Writing for the outlet, Andrew Lisa explained that Americans hold a combined $160.35 trillion in wealth. To the average person, that sounds like quite the payday, but someone in the top 1% probably wouldn’t see it that way. According to Lisa, “The bottom 50% of the country shares less than 3% of that enormous pie, while the most fortunate 10% gorge on nearly all of it.”
There are approximately 340.11 million people in the U.S. If they all shared that $160.35 trillion, each person would come away with $471,465. Not only is that more than the average person could even imagine, but it only compounds when you consider how it would add up for families. For example, a couple would hold a combined $942,930, and a family of four would have $1.89 million. Because, of course, in an ideal world, wealth would be distributed evenly regardless of age.
If you take all the wealth in an area and split it evenly among that populace there is no “upwards” - everyone is equal in terms of wealth. Money funnels “upward” because of wealth disparity, if someone owns more wealth than the average person than on average some of the average person’s money goes to that wealthier person in the form of rent or interest on debt or profits from the factory or what have you.
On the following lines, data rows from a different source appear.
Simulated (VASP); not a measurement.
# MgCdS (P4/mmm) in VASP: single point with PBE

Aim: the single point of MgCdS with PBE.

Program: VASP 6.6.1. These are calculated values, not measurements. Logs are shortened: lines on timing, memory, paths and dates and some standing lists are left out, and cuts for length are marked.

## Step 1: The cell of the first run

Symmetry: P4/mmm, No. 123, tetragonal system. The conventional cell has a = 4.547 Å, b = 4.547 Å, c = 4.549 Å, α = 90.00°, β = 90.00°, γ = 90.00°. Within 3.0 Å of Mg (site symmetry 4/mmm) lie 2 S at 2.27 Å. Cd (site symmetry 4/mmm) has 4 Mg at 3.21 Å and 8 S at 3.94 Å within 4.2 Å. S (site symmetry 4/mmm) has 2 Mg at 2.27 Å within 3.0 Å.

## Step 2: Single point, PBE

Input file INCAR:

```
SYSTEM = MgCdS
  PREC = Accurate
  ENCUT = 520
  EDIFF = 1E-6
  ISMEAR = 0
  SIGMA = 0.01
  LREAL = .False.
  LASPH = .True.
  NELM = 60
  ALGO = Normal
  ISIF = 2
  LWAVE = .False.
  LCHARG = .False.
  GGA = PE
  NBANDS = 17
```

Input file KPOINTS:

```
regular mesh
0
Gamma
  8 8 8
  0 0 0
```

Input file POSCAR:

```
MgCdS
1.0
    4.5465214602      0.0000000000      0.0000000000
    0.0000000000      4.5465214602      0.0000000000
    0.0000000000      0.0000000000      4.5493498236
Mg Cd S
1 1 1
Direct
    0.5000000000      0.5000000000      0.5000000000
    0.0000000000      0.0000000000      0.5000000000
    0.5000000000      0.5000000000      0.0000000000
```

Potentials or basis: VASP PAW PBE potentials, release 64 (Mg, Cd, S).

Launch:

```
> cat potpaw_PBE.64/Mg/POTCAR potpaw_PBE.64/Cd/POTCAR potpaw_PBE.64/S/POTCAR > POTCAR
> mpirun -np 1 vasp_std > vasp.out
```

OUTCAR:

If all wealth was distributed this way it would look like everyone owning their own home and a portion of their place of work and their car, etc etc. I’m not saying money wouldn’t pool again over time, or that a new upwards wouldn’t be established, but I don’t think you phrased it fairly. The way you said it felt to me like an assumed hierarchy of better people and worse people - when in reality it’s just wealthy people and not wealthy people.
I feel like equitability needs to factor in, somewhere.